SEPTA's 69th Street Transportation Center, a maze of tangled tracks and roadways leading to cavernous bus, trolley, and subway-car barns, isn't what you'd think of as a hot spot of holiday cheer.

Thursday December 12, 2013, Septa employees at the 69th Street Terminal get into the holiday spirit by decorating the interiors of trolley cars and buses. Here,  the 4436 bus tricked out for Christmas. ( ED HILLE / Staff Photographer )
Thursday December 12, 2013, Septa employees at the 69th Street Terminal get into the holiday spirit by decorating the interiors of trolley cars and buses. Here, the 4436 bus tricked out for Christmas. ( ED HILLE / Staff Photographer )Read moreEd Hille / Staff Photographer

SEPTA's 69th Street Transportation Center, a maze of tangled tracks and roadways leading to cavernous bus, trolley, and subway-car barns, isn't what you'd think of as a hot spot of holiday cheer.

But on a recent Thursday morning, while walkie-talkies squawked with complaints about a minor trolley derailment, sisters Deina McLaughlin, 38, and Denita Birton, 49, were intent on spreading the spirit of the season.

For the sisters, decorating SEPTA buses, trolleys, and High Speed Line cars has become a holiday tradition - and they don't hold back. Having already decked a bus with figurative boughs of holly (actually twirls of tinsel, reams of wrapping paper, twinkle lights, paper snowflakes, and, on the exterior, dainty reindeer antlers), they were taping a glittering gold garland along the length of a Route 101 trolley car.

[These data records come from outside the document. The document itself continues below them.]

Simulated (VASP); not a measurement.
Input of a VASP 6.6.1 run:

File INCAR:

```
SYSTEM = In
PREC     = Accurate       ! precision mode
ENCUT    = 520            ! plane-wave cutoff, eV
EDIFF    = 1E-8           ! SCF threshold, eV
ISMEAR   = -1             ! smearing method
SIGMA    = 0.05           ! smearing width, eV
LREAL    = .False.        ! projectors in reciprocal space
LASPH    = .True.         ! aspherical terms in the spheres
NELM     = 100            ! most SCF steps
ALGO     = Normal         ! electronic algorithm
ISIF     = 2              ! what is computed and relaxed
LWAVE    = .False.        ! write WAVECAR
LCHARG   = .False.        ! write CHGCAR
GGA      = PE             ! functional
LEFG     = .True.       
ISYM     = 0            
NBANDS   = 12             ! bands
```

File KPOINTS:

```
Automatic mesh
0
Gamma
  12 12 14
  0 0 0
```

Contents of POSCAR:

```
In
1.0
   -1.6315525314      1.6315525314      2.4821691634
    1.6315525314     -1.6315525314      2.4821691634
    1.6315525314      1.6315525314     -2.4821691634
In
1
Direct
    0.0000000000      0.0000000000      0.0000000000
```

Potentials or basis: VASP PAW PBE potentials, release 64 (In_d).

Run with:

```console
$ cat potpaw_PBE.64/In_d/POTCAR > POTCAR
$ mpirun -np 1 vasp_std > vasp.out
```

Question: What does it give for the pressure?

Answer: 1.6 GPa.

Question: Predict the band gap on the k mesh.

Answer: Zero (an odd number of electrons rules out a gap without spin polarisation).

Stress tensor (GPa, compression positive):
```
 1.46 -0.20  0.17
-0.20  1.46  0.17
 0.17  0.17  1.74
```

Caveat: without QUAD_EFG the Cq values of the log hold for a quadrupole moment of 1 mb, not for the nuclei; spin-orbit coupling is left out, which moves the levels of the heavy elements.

"I look forward to this every year," said McLaughlin, a multimode operator who's been with SEPTA for 15 years and has decorated cars for five. "It keeps my creativity going. On the bus, you're just driving all day - you're isolated. There's not much conversation. So this keeps you human. . . . You're not just a bus driver. This is like our break from the world."

McLaughlin didn't originate the SEPTA decorating tradition, which has been going on for at least 20 years and now includes seven cars and buses. But she has helped take it to a new level. Two years ago, she recruited her sister, a bus operator, to help out.

Both sisters, of Upper Darby, stopped decorating their homes for the holidays when their kids got older.

Now, they just go all-out on the public-transit cars.

The bus they decorated, to run on Route 38, included a mailbox for letters to the North Pole, a chimney with Santa emerging, and garlands laden with bells to jingle all the way from Fifth and Market to the Wissahickon Transportation Center.

The sisters wanted to add twinkle lights to the exterior of the bus, McLaughlin said, but they ran out of money. Supplies are saved from year to year, purchased by volunteers and SEPTA managers, or scavenged from the Santa Express, the train that runs every Black Friday, bringing Santa to his monthlong indenture at the Gallery mall.

The bus' wheels, fenders, and lug nuts, meanwhile, were getting a red-and-green paint job from Frank Toscani, a body mechanic, who said he was chosen for the job because he has the two requisite attributes of a good SEPTA elf: Avid attention to detail, and a deep appreciation for the trappings of the holiday season.

"If you go into any shop, I'm probably the only one that has the spirit," he said, gesturing toward speakers pumping out Christmas carols.

Toscani was allotted work hours to do the job, but said he'd finish on his own time if needed.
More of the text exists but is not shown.